2026 World Cup: Heavy U.S. tax burden looms over African teams

FIFA WORLD CUP THROHPY

As anticipation builds for the expanded 48-team 2026 FIFA World Cup across the United States, Canada and Mexico, a less visible but deeply consequential issue is casting a shadow over many participating nations—particularly from Africa and other developing regions.

Unlike previous tournaments, several of these countries are bracing for significant financial strain due to tax obligations in the United States, raising concerns that participation in football’s biggest spectacle could come at a high economic cost.

According to an investigation conducted by the UK publication, The Guardian, at the centre of the issue is the inability of FIFA to secure a blanket tax exemption agreement with the U.S. government for all participating nations.

While FIFA itself enjoys tax-free status in the United States, a privilege dating back to the 1994 World Cup, this exemption does not extend to the 48 national associations competing this summer.

The result is a stark imbalance. Only 18 of the qualified countries have double taxation agreements (DTAs) with the United States, shielding them from federal taxes. The majority of these are European nations, alongside a handful of others such as Egypt, Morocco, South Africa, Australia, Canada and Mexico.

For African teams without such agreements, including several debutants and smaller footballing nations, the financial implications could be severe. Countries like Haiti and Cape Verde, for instance, face the prospect of higher tax liabilities than traditional powers such as England or France, whose federations are protected by DTAs.

This disparity effectively creates a two-tier system—one where wealthier and more diplomatically connected nations incur lower operational costs, while less-developed football associations shoulder heavier financial burdens.

Tax experts warn that the consequences could extend far beyond the tournament itself. Oriana Morrison, a consultant who has advised several football federations, noted that the funds lost to taxation could have otherwise been reinvested in grassroots football development.

For many African federations, World Cup participation is not just about prestige but also about economic opportunity. Prize money and associated revenues often fund infrastructure, youth programmes and domestic leagues. However, with U.S. federal corporate tax set at 21percent and top income tax rates reaching 37 percent, a significant portion of these earnings may be absorbed before they reach home federations.

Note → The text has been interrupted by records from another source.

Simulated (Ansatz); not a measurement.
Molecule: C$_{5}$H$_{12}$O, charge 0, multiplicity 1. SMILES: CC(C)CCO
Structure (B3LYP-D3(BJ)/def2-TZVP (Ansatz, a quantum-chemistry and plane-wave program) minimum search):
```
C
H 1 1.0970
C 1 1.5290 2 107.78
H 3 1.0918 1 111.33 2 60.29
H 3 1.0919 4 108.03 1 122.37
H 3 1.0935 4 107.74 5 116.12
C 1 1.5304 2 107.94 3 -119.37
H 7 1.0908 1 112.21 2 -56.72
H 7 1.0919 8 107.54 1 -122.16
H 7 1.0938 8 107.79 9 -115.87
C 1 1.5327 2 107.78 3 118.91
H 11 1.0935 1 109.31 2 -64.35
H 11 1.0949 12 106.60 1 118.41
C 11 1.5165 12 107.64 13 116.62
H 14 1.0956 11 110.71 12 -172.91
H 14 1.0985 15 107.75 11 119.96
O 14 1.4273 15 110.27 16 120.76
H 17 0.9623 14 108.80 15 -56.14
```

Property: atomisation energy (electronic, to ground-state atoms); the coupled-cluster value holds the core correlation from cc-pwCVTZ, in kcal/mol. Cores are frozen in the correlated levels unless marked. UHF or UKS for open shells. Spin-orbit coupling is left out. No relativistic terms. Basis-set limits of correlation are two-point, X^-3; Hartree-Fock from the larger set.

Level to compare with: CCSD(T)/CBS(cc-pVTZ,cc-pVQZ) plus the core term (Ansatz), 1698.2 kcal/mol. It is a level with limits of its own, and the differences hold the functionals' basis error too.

Even for countries with DTAs, relief is partial. Under U.S. law, athletes and coaches must still pay taxes on income earned while performing in the country. This means high-profile figures such as Carlo Ancelotti, currently managing Brazil, could face dual taxation—both in Brazil and the United States.

In contrast, managers like Thomas Tuchel of England benefit from more favourable arrangements, paying taxes only in their home country due to existing agreements.

While wealthier federations may absorb these additional costs, smaller associations—many of them from Africa—are unlikely to have such financial flexibility.

Compounding the issue is FIFA’s fixed operational budget of $1.5 million per team, despite rising travel and accommodation costs in the United States. The daily allowance for delegation members has also been reduced from $850 at Qatar 2022 to $600 for 2026.